Puppies as Prizes? Please, not again.

An open letter to any organization who thinks it’s a good idea to auction off a puppy during a fundraiser:

We’re a little concerned.  Actually, we’re a lot concerned.  A year or two ago, we were made aware of the fact that the Wrightsville Beach Flotilla committee auctioned off a puppy as a fundraiser during it’s kick-off party.  We heard about it after the fact and we didn’t want to make a big deal about it.  We thought, okay, hopefully we won’t hear about this awful practice again.

Unfortunately, we were wrong.  The Child Advocacy and Parenting Place Exchange Club has plans to auction off a puppy at it’s gala in Wilmington on September 26th and we can’t hold our tongues any longer.

Now, we are certain that this is not being done out of blatant disrespect for the life of that puppy.  We are sure no one would go through with this if they realized just how wrong this is.  So we’d like to take this chance to educate anyone who doesn’t see why this could be a problem.
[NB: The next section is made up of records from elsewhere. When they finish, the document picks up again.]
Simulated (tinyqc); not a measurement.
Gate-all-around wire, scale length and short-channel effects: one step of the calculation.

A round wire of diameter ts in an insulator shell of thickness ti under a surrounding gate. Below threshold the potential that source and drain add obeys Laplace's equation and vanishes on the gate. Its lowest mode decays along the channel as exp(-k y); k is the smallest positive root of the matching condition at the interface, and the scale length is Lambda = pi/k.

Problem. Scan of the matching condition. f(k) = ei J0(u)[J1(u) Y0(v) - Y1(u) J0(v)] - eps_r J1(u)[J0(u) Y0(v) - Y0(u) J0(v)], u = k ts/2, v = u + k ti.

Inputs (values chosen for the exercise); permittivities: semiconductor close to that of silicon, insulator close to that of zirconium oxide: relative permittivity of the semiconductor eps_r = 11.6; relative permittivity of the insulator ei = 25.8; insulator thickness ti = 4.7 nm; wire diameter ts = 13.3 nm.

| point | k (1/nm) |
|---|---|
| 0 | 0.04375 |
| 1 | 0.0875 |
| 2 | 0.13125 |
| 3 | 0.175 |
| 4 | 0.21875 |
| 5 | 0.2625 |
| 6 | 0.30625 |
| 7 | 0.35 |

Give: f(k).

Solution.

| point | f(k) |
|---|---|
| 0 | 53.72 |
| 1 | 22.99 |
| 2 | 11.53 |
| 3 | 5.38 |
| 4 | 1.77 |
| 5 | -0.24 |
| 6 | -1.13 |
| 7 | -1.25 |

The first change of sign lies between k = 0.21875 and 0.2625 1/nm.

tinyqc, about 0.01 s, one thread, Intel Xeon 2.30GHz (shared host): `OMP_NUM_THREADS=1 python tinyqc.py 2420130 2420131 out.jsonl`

Sure, it seems like a good idea, right?  Puppies are cute.  People like to buy puppies.  Why not auction a puppy as a fundraiser?  On the surface this may seem like a great way to raise money and everyone goes home happy, right?  Except, sometimes, they don’t.

For a lot of people, pets are part of their family.  Would you buy a member of your family at an auction?  Using a puppy as a “prize” to the winning bidder turns the puppy, a living, breathing creature, into a commodity.  Those of us who love our pets, don’t see them as a piece of property, we see them as companions.

The decision to adopt or buy a dog is not one to be made spontaneously.  That’s another problem with an auction.  When you decide to get a dog, you are committing to 10, 12, 14 or more years to that dog.  That great necklace or beautiful work of art you bought at the last fundraiser can be given away or tucked into a closet when they no longer suit you.  A dog?  Well you can’t just get rid of a dog because it no longer suits your lifestyle.

We’ve been to a lot of fundraisers and can tell you from personal experience that it’s easy to get caught up in the excitement of bidding.  The next day, when the reality sets in that you spent $1,000 on a watch you’ll never wear, you can always find something else to do with the watch.  The next day, when the reality sets in that you spent $1,000 on a puppy that needs training, house-breaking, vet visits and a whole lot of your attention for the next decade or more, there’s no going back.

Let’s not forget the breeder in all of this.  Now while we are clearly pro-adoption, don’t think we’re getting on our soapbox because we are anti-breeder.  All the respectable breeders we’ve spoken with would never in a million years allow one of their puppies to be auctioned off to the highest bidder.  The question of ethics came out of the mouths of several breeders we spoke with.  To quote one of them, “That is unthinkable to me.  Who would give a puppy for a prize and who would adopt it?”

Perhaps most disturbing of all is the way the fundraiser in question is promoting the auction items:

“Up for grabs will be a new puppy to treasure, jewelry to flash, a weekend in New York City to brag about, a Cancun condo to swag about and an in-home celebrity chef meal for six prepared by James Bain.”

Up for grabs?  Sorry, but somehow we don’t see how a puppy fits in with “jewelry to flash” or a “Cancun condo to swag about.”  We wish you all the best with your fundraiser and we’re sure it’s for a good cause, but please, please don’t be careless with a puppy’s life.  A puppy is a living creature that deserves a loving and nurturing home, for all the right reasons.  One of those reasons is not because someone was the highest bidder.

*Calls to the Child Advocacy and Parenting Place Exchange Club were not returned.  If we hear from a representative, we will be happy to post their response.

UPDATE:  We’ve learned that the auction of the puppy is actually just a “stunt” to raise more money for the charity.  A news report from WECT says a fake “bidder” has already picked out the puppy and was planning to purchase it anyway.  Does that make it better?  Our position is that this is still wrong.  As we said before, the whole idea of a puppy auction objectifies the animal as a piece of property instead of what it is – a loving creature that comes with needs and responsibilities.  This whole thing leaves us scratching our heads and we question the ethics of an organization that would treat this incident as trivial.